Nigerians are crying out on the monstrous murder of innocent road users that dare pass by their villages. Not much of concern has been heard or seen from the side of the authorities until recently when they clamped down on a retired army general.
While in search of him, it was discovered that many innocent people have played victims to such coldblood murder. Now more and more people are speaking out and out of guilt, the army is defending itself on not doing enough to secure innocent lives and property.
The following is one of such cry outs written as a feature.
Few weeks ago, Brigadier General Alkali was reported missing. The military authorities maintained that his signal was last spotted in Jos. The military sprang into action, which led them to a pond in Du, a Berom village. There were unsuccessful attempts by people from the village to stop or frustrate the search.
After days of painstaking search that involves draining the pond, the general’s car was discovered inside the pond, along with some of his belongings. The pond was turned into a mini mass grave where the remains of other victims was found. Unsuspecting passersby are blocked, killed and dumped into the pond, never to be found or heard again.
This is the story of the Plateau conflict. There are many stories of missing people who shared the terrible fate of General Alkali. They were ordinary citizens and therefore their disappearance and murder was never investigated.
Yet the Berom ethnic group always claim victimhood, portraying themselves as victims of relentless Fulani attacks. But the passersby they stopped and killed within Berom territory may not even be Fulani and have nothing to do with the Plateau crisis. You only need to look Hausa-Fulani or Muslim to be their victim.
This is what we get when we politicise national security challenges. Berom and Fulani had a history of peaceful coexistence and even inter-marriages, until politics and conflict entrepreneurs like Jonah Jang stepped in to put a knife on the bond that holds our people together.

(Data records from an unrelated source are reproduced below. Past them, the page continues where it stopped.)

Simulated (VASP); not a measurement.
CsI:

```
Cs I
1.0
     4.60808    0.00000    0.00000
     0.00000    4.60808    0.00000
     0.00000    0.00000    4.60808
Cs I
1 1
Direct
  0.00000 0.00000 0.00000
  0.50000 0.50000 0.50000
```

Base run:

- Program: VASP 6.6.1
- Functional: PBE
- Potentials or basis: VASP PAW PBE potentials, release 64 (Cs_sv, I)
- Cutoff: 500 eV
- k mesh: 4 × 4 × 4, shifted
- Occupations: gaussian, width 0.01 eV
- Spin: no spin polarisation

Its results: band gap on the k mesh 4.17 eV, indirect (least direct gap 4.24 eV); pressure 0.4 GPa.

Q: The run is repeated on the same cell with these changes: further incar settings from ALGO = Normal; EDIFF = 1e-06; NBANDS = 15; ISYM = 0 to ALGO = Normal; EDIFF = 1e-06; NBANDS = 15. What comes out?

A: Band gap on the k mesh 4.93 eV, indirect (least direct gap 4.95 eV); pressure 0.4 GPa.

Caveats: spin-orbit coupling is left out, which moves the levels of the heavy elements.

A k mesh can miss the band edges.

Given the attempt by people in the village to stop and frustrate the search, it is clear that the community has something to hide. This is an organized communal violence unlike armed robbery or kidnapping by criminal elements.The community knew about the killings, hence the attempt to resist the search. The community leaders must be made to face the full wrath of the law.
Extrajudicial killings should never go unpunished irrespective of their perpetrators and victims. When a killing involves the deliberate murder of members of the Nigerian armed forces, it is a direct assault on Nigeria’s sovereignty and those responsible must face the harshest consequences. The FG must send a clear and forceful message so that no community will contemplate killing a soldier (or any Nigerian) again.